# Some old world Italy maps I discovered online!



## Knightfall (Mar 20, 2009)

Check these out...

*An Old Map of Venice, Italy, Dated Roughly 1913*






*An Old Map of Florence, Italy, Dated Roughly 1500*





*An Old Plan of Rome, Italy, Dated 1549*





*An Old Plan of Rome, Italy, Dated 1572*


This one's my favorite.


----------



## El Mahdi (Mar 21, 2009)

Very nice!  I like that last one best, also.


----------



## Parduz (Mar 21, 2009)

Well, as i live in one of the oldest settlement in italy (Bologna, my town, was an etrurian site well before the Romans), i can give you some hint about "how to map an ancient town" 

I was not able to find big and coloured ancient "pictures" of my town (but i saw some of them some time ago), but these ancient plans of the town can be useful:




This is a picture of the town: Bologna is in splitted by one of the most important roman routes, the Via Emilia. So a lot of towers were raised, to watch further in the big plain. The towers still are a unique feature of Bologna.

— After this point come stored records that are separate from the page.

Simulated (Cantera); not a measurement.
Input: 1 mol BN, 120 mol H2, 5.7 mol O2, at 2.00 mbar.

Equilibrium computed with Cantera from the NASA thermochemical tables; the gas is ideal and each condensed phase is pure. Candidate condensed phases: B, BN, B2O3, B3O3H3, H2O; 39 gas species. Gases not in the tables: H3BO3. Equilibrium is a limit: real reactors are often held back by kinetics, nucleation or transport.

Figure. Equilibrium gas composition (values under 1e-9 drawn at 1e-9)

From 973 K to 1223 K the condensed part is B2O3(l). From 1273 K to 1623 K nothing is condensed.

This picture shows how the town is build around the central plaza, where is located the "main" church. A bit on the left there's the "Two Towers" which are still there today. The roads were designed by romans around the camp they built on the old etrurian site, and the town still have this "face".

Finally, a link to a site with ancient maps of the most important italian towns.
MAPPE ANTICHE

Hope that helps a bit you all cartographer 

(as always, pls forget my bad english)


----------



## Bishop Odo (Mar 22, 2009)

I remember watching a History channel show about some if the Italian City states and I remember one city, touted it many towers.  In fact, most of the nobles entered into a building war to see who could go higher.  Of course today there are only a few left, most fell down over the years....opps

I guess the lesson is more towers in City maps....


----------



## Parduz (Mar 22, 2009)

Bishop Odo said:


> I remember watching a History channel show about some if the ItalianCity states and I remember one city, touted it many towers.  In fact, most of the nobles entered into a building war to see who could go higher.  Of course today there are only a few left, most fell down over the years....opps



That city is Bologna 
Bologna - Wikipedia, the free encyclopedia
This is a great Wiki entry about Bologna: i can't suggest a better english source.


----------



## Wraith101 (Mar 22, 2009)

I may be recalling incorrectly but I believe Florence also had some 'tower wars' before they were banned and no tower could be built taller than the old city hall (the one before the Palazzo Vecchio, the name escapes me at the moment).

I loved Bologna when I visited, you are very lucky Parduz.


----------



## Wraith101 (Mar 22, 2009)

Sorry for the double post, I remembered the name (It was the Bargello)!

And if we are talking towers, how about San Giminano.


----------



## Parduz (Mar 22, 2009)

well, we have hijacked this thread 
there's a lot of cities, towns, villages and ruins in italy that can be a good example about how they were fortified and how the population raises around castles, keeps and rivers.
From the most famous towns, like Siena - Wikipedia, the free encyclopedia (another town that may shows how a city can be "poor" or "rich" depending on trading routes) from the thousands of small villages between Rome and L'Aquila (they all are on top of the mountains, all for defending purposes) there's a lot of source of inspiration for the RPG world builders. Sure, there's not so much Magic in Italy 
I'm not an expert, but I'm pretty sure that each european can show good example about this: after all the Roman Pax was established using the Gladius, and the Northern tribes was not really peaceful even before the Romans.
(This argument can lead to infinite forks: about the Gladius sword, i still have to find, in D&D or any other fantasy RPG something similar to what we've seen in reality. While the "celtic" swords are more sexy, they were used by tall ppl, while the romans - small ppl, 1.50m average - adopted a shorter sword...)

Wraith, glad you liked it 

Knightfall, sorry for hijacking.


----------